I have 3 tables, A, B and C structured like this
CREATE TABLE a (
id SERIAL NOT NULL PRIMARY KEY
);
CREATE TABLE b (
id SERIAL NOT NULL PRIMARY KEY,
a_id INT REFERENCES a(id) ON DELETE CASCADE
);
CREATE TABLE c (
id SERIAL NOT NULL PRIMARY KEY,
a_id INT REFERENCES a(id) ON DELETE CASCADE
);
Where the relationships are many-to-one. What i want is, for every row in table b, i want to check if any row in table c has a reference to the same row in table a. Now, I already have the query
SELECT
b.id,
true
FROM
b
WHERE EXISTS (
SELECT 1
FROM c
WHERE b.a_id = c.a_id
)
UNION
SELECT
b.id,
false
FROM
b
WHERE NOT EXISTS (
SELECT 1
FROM c
WHERE b.a_id = c.a_id
)
ORDER BY id
Though I am not certain, I think this is doing double work, and going through the table twice, and I am wondering how I could optimize it to only traverse the table once.

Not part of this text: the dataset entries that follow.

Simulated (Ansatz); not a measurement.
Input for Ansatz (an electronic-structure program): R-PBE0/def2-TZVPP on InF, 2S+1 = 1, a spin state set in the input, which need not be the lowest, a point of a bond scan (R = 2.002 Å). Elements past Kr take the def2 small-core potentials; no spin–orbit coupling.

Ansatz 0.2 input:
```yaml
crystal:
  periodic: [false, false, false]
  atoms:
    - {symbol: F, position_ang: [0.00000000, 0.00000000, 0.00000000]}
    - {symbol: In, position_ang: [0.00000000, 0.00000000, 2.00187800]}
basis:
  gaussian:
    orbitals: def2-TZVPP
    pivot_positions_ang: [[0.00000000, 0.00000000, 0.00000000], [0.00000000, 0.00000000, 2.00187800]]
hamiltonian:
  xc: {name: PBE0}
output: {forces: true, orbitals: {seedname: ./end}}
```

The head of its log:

Is it possible with a simple query, or do I have to do anything complex?
CodePudding user response:
Simply move the EXISTS
clause into your SELECT
clause.
SELECT
b.id,
EXISTS (SELECT null FROM c WHERE c.a_id = b.a_id) AS c_exists
FROM b;
The same with an IN
clause, which I prefer for being even a tad simpler:
SELECT
id,
a_id IN (SELECT c.a_id FROM c) AS c_exists
FROM b;
CodePudding user response:
This can be done with a subquery, a left join, and a case.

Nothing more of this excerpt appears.